Schadenfreude and the Brazilian Illegal Immigration Experience

By W.D. Reasoner on April 12, 2013
Dictionary.com

defines the interesting German word schadenfreude as "satisfaction or pleasure at someone else's misfortune". Every language should have such a word, although I suspect many don't because few of us admit to such feelings — they're among life's guilty little pleasures.

And, at least in my view, the best schadenfreude is that felt when others' misfortunes are the result of their own foolishness or (the pinnacle of delight!) mirror a foolish mistake of our own, because it's always nice to see someone clump with heavy boots down the path we ourselves have already trod, only to discover with dismay, as we did, that incontinent dogs got there first.

In that vein, consider developments related to illegal immigration in the up-and-coming South American powerhouse Brazil, which has replaced the United Kingdom as the world's fifth largest economy.

The story goes back to January of last year, when Brazil announced that it would grant resident visas to some 4,000 Haitians already illegally in the country, most of them working in unskilled labor jobs. According to the BBC, "[D]emand for manual labourers is strong in Brazil, where there are infrastructure and building projects under way, many linked to the planned 2014 World Cup and the 2016 Olympic Games being held in the country." In announcing the residency measure, the "Brazilian authorities stressed that this was a one-off move", and emphasized that they would at the same time immediately increase border security measures to halt the rising tide of humans, many of whom are coming from Brazil's immediate west, courtesy of alien smugglers operating in Peru and Bolivia.

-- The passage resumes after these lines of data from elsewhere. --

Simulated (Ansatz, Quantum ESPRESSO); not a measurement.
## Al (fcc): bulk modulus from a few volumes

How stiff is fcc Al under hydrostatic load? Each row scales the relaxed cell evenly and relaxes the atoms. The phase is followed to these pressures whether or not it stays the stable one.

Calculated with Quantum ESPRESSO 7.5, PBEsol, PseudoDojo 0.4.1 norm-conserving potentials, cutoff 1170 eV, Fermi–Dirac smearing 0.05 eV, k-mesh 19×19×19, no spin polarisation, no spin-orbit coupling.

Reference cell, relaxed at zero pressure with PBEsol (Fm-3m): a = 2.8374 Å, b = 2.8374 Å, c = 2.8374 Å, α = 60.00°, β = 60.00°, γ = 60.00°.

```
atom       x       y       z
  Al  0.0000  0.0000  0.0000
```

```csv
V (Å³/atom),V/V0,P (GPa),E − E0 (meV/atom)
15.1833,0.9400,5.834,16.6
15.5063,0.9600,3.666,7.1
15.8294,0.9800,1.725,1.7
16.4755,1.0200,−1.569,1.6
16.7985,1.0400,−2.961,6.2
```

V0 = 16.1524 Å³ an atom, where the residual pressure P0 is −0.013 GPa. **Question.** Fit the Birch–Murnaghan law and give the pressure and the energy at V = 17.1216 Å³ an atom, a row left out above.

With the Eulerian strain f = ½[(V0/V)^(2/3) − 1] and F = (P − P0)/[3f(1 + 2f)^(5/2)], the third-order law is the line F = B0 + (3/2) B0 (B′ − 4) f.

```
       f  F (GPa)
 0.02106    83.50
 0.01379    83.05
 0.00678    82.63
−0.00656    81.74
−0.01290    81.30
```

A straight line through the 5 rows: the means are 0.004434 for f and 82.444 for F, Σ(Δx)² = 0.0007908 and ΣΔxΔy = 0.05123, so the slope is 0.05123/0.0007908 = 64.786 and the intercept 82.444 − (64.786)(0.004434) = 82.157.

Now fast-forward to today, 14 months after enactment of this humanitarian measure combined with serious border security measures: the BBC and a variety of other international media outlets, including the Jamaica Observer newspaper, are now reporting that the governor of the northwestern Brazilian state of Acre, whose land border sits proximate to Bolivia and Peru, on April 9 declared a "social emergency" to try and leverage the federal government into helping it curb the influx of immigrants, who have overwhelmed state and local resources. According to an article in the Global Post, Acre's Secretary for Justice and Human Rights is quoted as saying "More than a thousand illegal immigrants have entered over the past month", and that the Amazon rainforest state "has been turned into an international travel route controlled by coyotes." The article goes on to state that the illegal arrivals are not just Haitians — they are also from Bangladesh, Senegal, the Dominican Republic, Nigeria, and elsewhere, and that authorities have been obliged to detain more than 1,300 immigrants at a facility in Brasileia that was built to hold 200.

Does any of this sound vaguely familiar to you, in the context of our own society's ongoing debate about combining border security measures with amnesty and "a path to citizenship"?